MAESTRO JAMES LEVINE AND THE BOSTON SYMPHONY ORCHESTRA PERFORM
MENDELSSOHN’S ELIJAH AT CARNEGIE HALL ON APRIL 5

Soloists Include Christine Brewer, Stephanie Blythe,
Aleksandrs Antonenko, and Shenyang

Music Director James Levine and the Boston Symphony Orchestra return to Stern Auditorium/Perelman Stage on Monday, April 5, at 8:00 p.m. to perform Mendelssohn’s powerful oratorio, Elijah, in the orchestra’s fourth and final appearance of Carnegie Hall’s 2009–2010 season. Soprano Christine Brewer, mezzo-soprano Stephanie Blythe, tenor Aleksandrs Antonenko, and bass-baritone Shenyang are soloists for this performance which also features the Tanglewood Festival Chorus. The performances of Elijah in Boston and at Carnegie Hall mark the beginning of the Tanglewood Festival Chorus’s 40th anniversary celebration as the Boston Symphony Orchestras chorus. The Boston Symphony has performed Elijah only two times during its 129-year history. Seiji Ozawa led the orchestra's most recent performances of Elijah at Symphony Hall and Tanglewood in 1980, ninety-one years after the BSO's first performance of the work in 1889, in Pittsburgh, under the direction of J.P. McCullum.

Artist Information
Grammy Award-winning American soprano Christine Brewer’s appearances in opera, concert, and recital are marked with her own unique timbre, which combined with her range, golden tone, boundless power, and control make her a favorite of the stage as well as a sought-after recording artist. Highlights of Ms. Brewer’s 2009-10 season include performances with the New World Symphony and Michael Tilson Thomas, the Dallas Symphony and Jaap van Zweden, and excerpts from Wagner operas with the BBC Philharmonic and Donald Runnicles, as well as appearances with the Scottish Symphony Orchestra, the Saint Louis Symphony Orchestra, and at the Ravinia Festival. This season also brings a highly anticipated reprisal of Ms. Brewer’s critically acclaimed portrayal of Lady Billows in Albert Herring at the Santa Fe Opera. An avid recitalist, Ms. Brewer will be heard on the stages throughout North America in venues such as Cal Performances, Spivey Hall, University Musical Society, the Schubert Club, the Baldwin-Wallace Art Song Festival, and in a presentation by the Los Angeles Philharmonic among others.

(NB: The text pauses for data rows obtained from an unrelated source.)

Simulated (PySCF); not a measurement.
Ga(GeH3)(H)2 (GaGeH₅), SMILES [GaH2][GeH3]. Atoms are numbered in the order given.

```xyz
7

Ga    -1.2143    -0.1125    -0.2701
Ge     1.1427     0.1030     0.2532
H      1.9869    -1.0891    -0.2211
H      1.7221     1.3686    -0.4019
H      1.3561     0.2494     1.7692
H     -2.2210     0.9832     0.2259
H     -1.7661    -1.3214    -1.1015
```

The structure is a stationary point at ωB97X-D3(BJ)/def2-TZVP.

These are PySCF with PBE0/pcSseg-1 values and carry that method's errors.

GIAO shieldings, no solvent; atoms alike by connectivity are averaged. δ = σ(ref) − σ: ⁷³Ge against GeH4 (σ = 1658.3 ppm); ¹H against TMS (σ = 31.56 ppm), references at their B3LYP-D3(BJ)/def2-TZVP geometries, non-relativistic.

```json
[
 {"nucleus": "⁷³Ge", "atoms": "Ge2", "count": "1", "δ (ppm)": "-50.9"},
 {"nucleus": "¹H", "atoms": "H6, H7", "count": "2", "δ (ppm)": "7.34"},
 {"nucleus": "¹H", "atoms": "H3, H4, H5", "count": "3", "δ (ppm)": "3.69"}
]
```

Mezzo-soprano Stephanie Blythe has sung in many of the renowned opera houses in the U.S. and Europe including the Metropolitan Opera, Seattle Opera, Royal Opera House Covent Garden, and the Opera National de Paris. Ms. Blythe has also appeared with many of the world's finest orchestras including the New York Philharmonic, Boston Symphony Orchestra, Chicago Symphony Orchestra, Los Angeles Philharmonic, San Francisco Symphony, Philadelphia Orchestra, Orchestra of the Age of Enlightenment, and the Orchestre de Paris. A frequent recitalist, Ms. Blythe has been presented in recital with her collaborative partner, Warren Jones, in Zankel Hall at Carnegie Hall and on Lincoln Center's Great Performers Series at Alice Tully Hall, as well as at the 92nd Street Y, the Metropolitan Museum of Art, and the US Supreme Court, at the invitation of Supreme Court Justice Ruth Bader Ginsberg. Ms. Blythe was named Musical America's 2009 Vocalist of the Year. Her other awards include the 2007 Opera News Award and the 1999 Richard Tucker Award. Ms. Blythe sang three roles (Frugola, La Principessa, and Zita) in Puccini’s Il Trittico at the Metropolitan Opera this past fall.

Tenor Aleksandrs Antonenko was born in Riga, Latvia, in June 1975. In 1998 he graduated from the Jazeps Medinš College of Music where he played wind instruments and studied singing. During his studies he won the Contest of Young Singers for Students of Musical Colleges (in 1993 and 1996). He has also studied at the Department of Vocal Music at the Latvian Academy of Music. In 1997, Mr. Antonenko joined the Latvian National Opera as a member of the choir, and just five months later made his debut as Oberto in Handel’s Alcina. Mr. Antonenko was the 2003 recipient of the Latvian Music Grand Prix for vocal performances in several opera productions and Verdi’s Requiem. During the 2004–2005 season, he was engaged by the world’s most influential opera companies, appearing in 74 opera performances. Mr. Antonenko has given performances in Israel, Poland, Estonia, Russia, and Hong Kong. He made his Latvian National Opera debut as Sergey in Shostakovich’s Lady Macbeth of Mtsensk. Most recently Mr. Antonenko made his debut at The Metropolitan Opera Dvorák’s Rusalka with Renée Fleming.

Twenty-five-year-old bass-baritone Shenyang was the winner of the 2007 BBC Cardiff Singer of the World competition and a 2008 winner of the Borletti-Buitoni Trust Award. He also won First Prize at the International Opera Competition in Verona, the 2007 Verona Orfeo Singing Competition, and the 2005 Verona Don Giovanni Singing Competition. Born in Tianjin, China, Shenyang studied with Professor Ping Gu at the Shanghai Conservatory of Music. He is currently enrolled jointly at The Metropolitan Opera Lindemann Young Artist Development Program and at The Juilliard School Opera Center. Highlights of Shenyang’s 2009-10 season include a New York Philharmonic debut with Messiah performances under the baton of Helmuth Rilling, and a return to the Metropolitan Opera as Colline in La bohème. Past seasons’ highlights have included a Metropolitan Opera debut as Masetto in Don Giovanni under the baton of Louis Langrée; performances of Haydn's The Seasons with John Nelson at the National Centre for the Performing Arts in Beijing; solo lieder recitals at BBC Hoddinott Hall in Cardiff, the Hong Kong Arts Festival, the Shanghai Grand Theatre, and in New York at Lincoln Center under the auspices of The Juilliard School; and Brahms’s Liebeslieder Walzer with James Levine and Daniel Barenboim at Carnegie Hall.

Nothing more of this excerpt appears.